# Finishing on knives



## Texasstate (Dec 20, 2018)

I’m trying to get a high gloss finish on a couple knives what do you guys use ?? 

Anything faster than wipe on poly ?


----------



## drycreek (Dec 20, 2018)

I used finishing epoxy on a few handles and have been satisfied. Got a kitchen knife that the wife has been using for about a year with no problems.


----------



## rocky1 (Dec 20, 2018)

Tru Oil is pretty simple and easy. No dry time, rub it in until you fill the pores, and wipe it down. Repeat. Once you get the pores filled apply wax and buff it.

Reactions: Like 1 | Agree 1


----------



## Foot Patrol (Dec 20, 2018)

I use both stabilized and dense hardwoods. For most woods, I will hand sand up to 1500 grit and then buff using white rouge. If the wood is very porous I will go to true oil like Rocky mentioned.


----------



## NYWoodturner (Dec 20, 2018)

I use tru-oil. I do thin coats, drying between. After About three coats I will knock it back and level with 0000 steel wool. The re-coat. Usually 4-5?ciats take care of it.

Reactions: Like 1


----------



## NeilYeag (Dec 20, 2018)

Tru-oil is great, but can not get it here and can not ship the stuff by Air.


----------



## ripjack13 (Dec 20, 2018)

NeilYeag said:


> Tru-oil is great, but can not get it here and can not ship the stuff by Air.

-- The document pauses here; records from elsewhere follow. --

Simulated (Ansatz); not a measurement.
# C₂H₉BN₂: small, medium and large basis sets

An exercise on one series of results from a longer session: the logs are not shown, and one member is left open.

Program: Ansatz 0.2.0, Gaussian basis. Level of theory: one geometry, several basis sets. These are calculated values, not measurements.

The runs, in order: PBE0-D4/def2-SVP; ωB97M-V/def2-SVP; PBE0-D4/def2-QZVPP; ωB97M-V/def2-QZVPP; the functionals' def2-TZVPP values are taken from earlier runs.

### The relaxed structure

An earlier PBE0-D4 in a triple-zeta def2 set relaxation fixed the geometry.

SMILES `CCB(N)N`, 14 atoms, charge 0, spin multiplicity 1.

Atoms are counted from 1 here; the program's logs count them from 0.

What do you use over there Neil?


----------



## Echoashtoreth (Dec 20, 2018)

I use standard poly.... the way i do it goes pretty fast once the base coat is set. and you cant beat the gloss coat.... here is the same technique on stabilized buckeye and ADI... gets light way into the grain...

Reactions: Like 1 | EyeCandy! 2


----------



## NeilYeag (Dec 20, 2018)

Have a product called Teak Oil. Nothing to do with Teak, other than I guess people use it on Teak furniture. It works kind of the same, sand to at least 1500 and then apply with thin coats. The problem is it can take several days wipe on, let dry over night, wipe off and repeat. Or many times I do just what Scott said, just buff with rouge and leave it. I personally don't like the shiny look.


----------



## NeilYeag (Dec 20, 2018)

Nice work Sarah!

Reactions: Thank You! 1


----------



## Echoashtoreth (Dec 22, 2018)

NeilYeag said:


> Nice work Sarah!


Thanks, Neal. If you get a base coat set additional coats dry in approx 20-30 minutes.... of course depending on temp, humidity etc.....

Reactions: Thank You! 1


----------